Jason begins a blog to share details of his new life with his old friends, but some news isn't meant for wide distribution. Fortunately, the sage-but-sarcastic Drew is always just an email away. Would it be so wrong, Jason wonders, to ask Leah, a local girl, to the Homecoming dance. "Just as a one-time date, nothing more, obviously." "Why are you asking me and not Sian?" Drew replies. "Wait, I think I know the answer." If only Jason would take his friend's advice, he might spend less time climbing out of the holes he digs for himself.

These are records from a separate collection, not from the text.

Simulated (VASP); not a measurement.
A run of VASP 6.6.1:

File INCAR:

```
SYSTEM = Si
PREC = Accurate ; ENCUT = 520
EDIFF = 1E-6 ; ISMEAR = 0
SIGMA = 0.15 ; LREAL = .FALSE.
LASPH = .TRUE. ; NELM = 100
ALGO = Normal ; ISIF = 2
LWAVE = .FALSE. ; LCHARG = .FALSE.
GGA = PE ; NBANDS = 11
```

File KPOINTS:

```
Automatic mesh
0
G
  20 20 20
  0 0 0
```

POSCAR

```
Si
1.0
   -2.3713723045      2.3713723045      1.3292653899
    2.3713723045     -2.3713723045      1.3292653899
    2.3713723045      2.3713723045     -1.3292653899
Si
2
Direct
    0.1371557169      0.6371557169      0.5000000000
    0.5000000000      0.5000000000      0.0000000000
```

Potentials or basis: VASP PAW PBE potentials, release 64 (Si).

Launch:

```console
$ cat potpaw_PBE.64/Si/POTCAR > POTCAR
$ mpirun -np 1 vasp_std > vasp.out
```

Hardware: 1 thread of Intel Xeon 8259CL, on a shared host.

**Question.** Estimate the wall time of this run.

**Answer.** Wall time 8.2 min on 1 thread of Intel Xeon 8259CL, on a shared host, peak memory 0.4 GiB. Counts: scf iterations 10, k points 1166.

Pressed into afternoon and weekend duty at his grandpa's hardware store, Jason still finds time to join an after-school book club that specializes in controversial classics. When Leah's brother reports the book club to the school board, Jason and his fellow readers are forced underground--until they emerge again to enter a protest float in the Icicle Flats Christmas parade. The ensuing brouhaha makes for the most exciting holiday season Jason can remember. And for once, it's not his parents' arguing that takes center stage. The flames have barely smoldered out before Jason and his new buddy Dane launch their next scheme. If the local busybody brigade was upset by a few old books, pirate radio will surely blow their minds. Who ever said life in a small novelty town would be dull?
Told entirely through Jason's email exchanges and blog posts, Dispatches from a Tourist Trap picks up where The First World Problems of Jason Van Otterloo, the first book in James Bailey's light-hearted and high-spirited series, left off.